As AI improves and becomes more powerful, its impact on the world economy will become vastly more significant. It will affect virtually every aspect of the world economy — from unemployment rates to economic growth, productivity, income inequality and more.
Some argue that so far, AI has not had a large enough impact, but as its development accelerates, its effects will grow exponentially. Whether we like it or not, automation and job displacement are already here, slowly pushing the human workforce into different domains. Similar patterns can be found throughout history; new technology made certain products and jobs obsolete, and eventually humans were forced to switch to more innovative products and new jobs.

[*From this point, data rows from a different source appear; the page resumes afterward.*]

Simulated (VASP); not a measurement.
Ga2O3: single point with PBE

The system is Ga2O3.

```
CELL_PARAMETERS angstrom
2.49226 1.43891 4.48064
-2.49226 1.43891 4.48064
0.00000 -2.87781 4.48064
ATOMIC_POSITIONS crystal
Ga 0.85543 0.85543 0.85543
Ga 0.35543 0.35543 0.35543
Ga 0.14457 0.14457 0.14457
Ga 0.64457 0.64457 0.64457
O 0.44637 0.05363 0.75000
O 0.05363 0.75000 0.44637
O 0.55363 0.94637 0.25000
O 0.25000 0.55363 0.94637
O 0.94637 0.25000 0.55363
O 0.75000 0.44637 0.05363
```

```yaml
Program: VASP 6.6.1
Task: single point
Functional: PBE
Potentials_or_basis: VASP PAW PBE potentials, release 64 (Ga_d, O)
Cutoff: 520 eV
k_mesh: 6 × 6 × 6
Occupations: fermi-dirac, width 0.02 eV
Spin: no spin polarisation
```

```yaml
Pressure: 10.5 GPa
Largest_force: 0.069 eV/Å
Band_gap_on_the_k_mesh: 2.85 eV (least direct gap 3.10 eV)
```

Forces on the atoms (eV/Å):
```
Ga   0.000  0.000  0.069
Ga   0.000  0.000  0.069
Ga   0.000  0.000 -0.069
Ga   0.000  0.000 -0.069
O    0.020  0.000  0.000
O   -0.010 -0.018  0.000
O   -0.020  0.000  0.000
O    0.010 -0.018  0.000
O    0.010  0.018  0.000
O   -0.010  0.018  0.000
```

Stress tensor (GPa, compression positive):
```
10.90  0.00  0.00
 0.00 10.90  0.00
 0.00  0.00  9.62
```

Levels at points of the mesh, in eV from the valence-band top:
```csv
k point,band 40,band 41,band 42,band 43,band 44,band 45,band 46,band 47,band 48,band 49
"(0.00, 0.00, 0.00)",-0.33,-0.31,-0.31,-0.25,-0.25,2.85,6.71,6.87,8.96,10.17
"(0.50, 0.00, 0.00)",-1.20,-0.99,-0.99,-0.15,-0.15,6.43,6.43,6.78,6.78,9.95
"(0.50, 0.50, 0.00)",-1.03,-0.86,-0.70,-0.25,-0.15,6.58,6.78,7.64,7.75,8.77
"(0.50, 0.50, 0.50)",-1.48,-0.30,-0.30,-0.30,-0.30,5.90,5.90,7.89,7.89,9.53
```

For instance, occupations such as a milkman, switchboard operator and knockerupper (a human alarm clock that used to tap on windows) no longer exist today. Steam engines were replaced with internal-combustion engines, and coachmen became chauffeurs. It's a natural process: As technology advances, it doesn't make sense to have humans work the same old jobs.
Related: When Should You Not Invest in AI?
Higher productivity at a relatively cheaper price
When we examine the job displacement, we should analyze the phenomenon referred to as “The Great Decoupling," which reveals that up until the 1970s, productivity and hourly wage increased at the same pace; since then, however, the hourly income has not been able to keep up with the productivity increase. This disparity between the two curves might get even worse with AI automation.
Moreover, when we look at other economic indicators, such as returns to capital and labor, we can see that the former has been outperforming the latter consistently for the past decades. If we combine the mentioned indicators, we can infer that investors are getting higher productivity from employees at a relatively cheaper price due to the improvement in capital assets and technology used by the employees.
Furthermore, if we add AI automation to the premises above, we get super-high productivity from a fraction of employees for a fraction of the cost. The implications of this can be huge for the world economy. Will the rich get richer, leaving the ones without capital even more powerless? Or maybe it will level the playing field, and nobody will have to work for a living? The outcry that jobs will be lost has been there forever, but we clearly see that the world is a better place to live than ever before. Overall poverty levels have been declining across the globe, and the average human lifespan has been increasing.
When computers became cheaper, they served as the foundation for a variety of industries
In the mid-term perspective, AI advancement will enable products to be produced cheaply and in abundance. This, in turn, will lead to demand quantity increase for the cheaply produced products. That’s just economics: When the price of a product decreases, more people can afford it, and the demand quantity increases. This demand drive might mitigate the severity of the job losses — offsetting it to some degree. Additionally, when certain technologies become cheap, it sparks the creation of completely new industries, in which money is invested and jobs are created. For example, when computers became cheaper, they served as the foundation for a variety of new industries.
According to Moore’s Law, the number of transistors on a microchip doubles every two years; hence, the cost of computers is more or less halved. When computers become cheap, this means that the computational power can be utilized in ways never imagined before: smart watches, smartphones, tablets, smart glasses, smart homes, automotive self-driving systems and more. The fact that this much computational power became available at such a cheap price kick-started whole new industries and application ideas. Consequently, new products and jobs were created to satisfy the growing demand for such novel technology and products. In economic terms, the supply curve shifted, meaning that at any given price, consumers would be able to purchase more of the computational power embedded in various products.
It cannot be refuted that so far humans have been able to create more jobs and income opportunities for an ever-growing population despite the fact that some of the older professions have been replaced by robots and technology. We cannot say for sure, but this trend may continue for the next 50 to 100 years at least.
We will witness the creation of industries that are unimaginable now
In the long term, AI will be able to perform more of the tasks that humans do right now, but for AI to replace the majority of the current jobs, it will take 80 to 100 years, maybe even more. Eventually, humans might be pushed out from most traditional jobs, but since we’ve been creating whole new industries and an increasing number of jobs, we might not care at all. Total human replacement is unlikely in the foreseeable future.